This review contains spoilers.
4.5 Hold the Front Page
“Thomas, you’re about to become very, very famous.”
Quite possibly the best line of the episode delivered by quite possibly the finest addition to the Being Human universe. Cutler, a captivating and mesmeric screen presence, illuminates this series like John Mitchell has done before, and it was fitting that it was left to him to drive forward the series’ key story arc while our newfound heroes dealt with a rather excellent self-contained sideshow.
The exposure of werewolves to the world has been a slow burner up until now, so I was glad to see things pick up quickly. Better still, that the cat is to be dragged out of the bag next week, from the brief preview. Cutler’s dalliances with an eager, motivated reporter were enthralling and lent further proof that when Being Human hits its marks, it’s far and away one of the UK’s finest TV exports, supernatural or otherwise.
I’m fast becoming a huge fan of Andrew Gower. I confess that I know nothing of his previous work but already I find I miss him when he’s not on screen. His delivery is sublime and he has such a unique and interesting look, threatening yet with an odd compassionate streak. He’s a clever, erudite chap, too, and that all lends to one of the standout characters of this and any other series.
With his grand plan to throw Tom to the wolves revealed at the hour’s end, I was also taken back to his words in the first episode. He promised a more intelligent way to bring down the vampires’ great enemy. Not for him the breaking down doors approach, preferring to use the modern tools at his disposal. Is it wrong that part of me wants him to succeed?
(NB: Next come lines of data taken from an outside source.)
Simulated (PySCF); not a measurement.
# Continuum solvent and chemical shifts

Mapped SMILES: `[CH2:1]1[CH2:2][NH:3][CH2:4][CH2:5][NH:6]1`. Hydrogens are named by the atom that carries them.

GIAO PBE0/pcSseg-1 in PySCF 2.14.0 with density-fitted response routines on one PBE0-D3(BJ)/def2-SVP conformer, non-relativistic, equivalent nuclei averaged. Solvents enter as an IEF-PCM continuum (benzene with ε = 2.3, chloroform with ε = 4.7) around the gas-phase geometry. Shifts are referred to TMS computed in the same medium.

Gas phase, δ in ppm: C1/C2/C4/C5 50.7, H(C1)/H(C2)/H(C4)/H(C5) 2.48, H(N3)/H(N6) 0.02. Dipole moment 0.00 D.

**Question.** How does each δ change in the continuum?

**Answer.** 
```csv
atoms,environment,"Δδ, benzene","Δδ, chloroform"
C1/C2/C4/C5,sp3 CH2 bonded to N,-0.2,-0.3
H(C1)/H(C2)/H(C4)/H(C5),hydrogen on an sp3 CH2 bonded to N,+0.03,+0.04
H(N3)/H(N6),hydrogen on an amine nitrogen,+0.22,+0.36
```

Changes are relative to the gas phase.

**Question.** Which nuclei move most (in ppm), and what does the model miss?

Cutler’s plan played out in the background of Hold The Front Page as the war child was also placed safely behind the cupboard until a later date. This week has far more important, and frankly far more interesting, things to deal with, namely a succubus in the name of Yvonne. Played wonderfully by Selina Griffiths, she arrived at Annie’s door with Adam in tow.
Remember Adam? Movie star Craig Roberts stepped back in to Adam’s role with gusto, delivering the same disgusting, slightly creepy performance as last time round. It might not be to everyone’s taste, but give Roberts his dues. He did bring many a laugh to the episode and Adam does successfully tap into a Being Human’s younger audience.
His relationship with Yvonne was, erm, complicated. Touch her, and you’ll see her in all her erotic glory (Brad Pitt nearly had her, you know) and as both Tom and Hal nearly found out to their cost, heavy is the price to pay for her charms. We all knew something was odd about her (it was never explained how she could see Annie until the big reveal, something that seemed a slight oversight on the script’s part, although I guess Annie has a lot to be coping with right now) and the introduction of her siren-like powers played well in what has so far been a series of new introductions to the series’ lore.
As a story-within-a-story, then, I really enjoyed this week’s episode, far more than I did last week’s (although judging by the comments field, I was out on my own there). There remains an argument for any future series to drop from 8 episodes to 6 as I, for one, feel that this would lead to a tighter, more enjoyable series on the whole.
It’s a minor point, however. Bear in mind that when this series began, many were questioning whether the show would, or even should, continue. On the strength of what we’ve seen so far, I’m delighted to find myself in a position where I’m already looking ahead to a new series with Hal and Tom (and of course Cutler) at its core.
Damien Molony is fast proving himself as more than capable of filling Turner’s ample acting boots, while Michael Socha’s Tom consistently delights. The pair riff well together, delivering the comic interludes as well as the serious drama. And Lenora Critchlow is finally being given some decent story lines, although I fear a little for her role next week, judging by the preview.
I’ll worry about that later, though. And if Cutler features as strongly as he did here, he will more than compensate.